This isn't the first time our office has been expecting unwanted butt sex. We've been reamed many times (and if you knew which MPG I worked for, you'd know they can go all night, baby). What we employees fear most during these business dark ages is not the threat of work but the threat of idle work, an oxymoronic masterpiece of which my boss may be both originator and master. Some of these tasks are so unbearably devoid of skill or difficulty that one assumes there's some sort of trick to it, some hidden snag for which a poor dope of an employee can be drawn and quartered. Surely he isn't serious (is he?) when he says he wants these labels removed, mounted on an 8 1/2 by 11 piece of yellow letter size paper, encased in liquid carbonite, and immediately throw away? No sane, sensible human being could POSSIBLY want that to happen. Could they? But by the time you ask that question, it's too late. Eight hours have fleetingly passed by and you've found yourself high as a kite off of adhesive remover and wrist-deep in your coworker's entrails (adhesive removal having the unfortunate side-effect of lycanthropy which really hasn't been registered with the FDA...and should).

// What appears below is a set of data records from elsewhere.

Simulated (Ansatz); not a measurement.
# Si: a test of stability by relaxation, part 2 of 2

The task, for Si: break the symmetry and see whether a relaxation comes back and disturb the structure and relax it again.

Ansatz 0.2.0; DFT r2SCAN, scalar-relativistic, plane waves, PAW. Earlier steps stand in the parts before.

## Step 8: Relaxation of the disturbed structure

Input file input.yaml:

Bear in mind that my boss speaks in cryptic riddles that would make the Sphinx talk lion and shit human. He doesn't just mix metaphors, he purees the fucking things until what was once trite business speak becomes a new, wonderful lexiconic nightmare. The game is easy, take any bullshit corporate phrase, truncate it, add the end of another one, and then throw in a mad tangent. It goes something like this:

1. "Let's run that up the flagpole and see who buys Abe Vigoda's farm."

2. "Let's just think outside the ballpark figure and I think we can all wear a dress on this thing."

3. "Six of one thing, half an Abe Vigoda."

4. "Abe Vigoda!"

I may have gotten sidetracked. Oh well. Congratulations to a certain title holder out there...

3 comments:

Matthew said...

Working with Gabe, I too have borne witness to the word salad that falls from the lips of this old man, think Abe Vigoda without his salad feeder lady around, the one who keeps the salad from falling out of his mouth. Example: We're gonna have to circle the wagons and pick the low hanging fruit. Another: By leveraging the technology of the computer we can define our universe before these little cookie cutter people can capture the data...oh, Higgins had a great one last night, how did it go?

mugwatch said...

That's Captain McFancyPants to you.

Kath said...

let's not forget "how this situation has given rise to . . ." and "marginalia" and the time he told me to go and "make [younger married lawyer in the office] feel better" since younger lawyer was "having a bad day."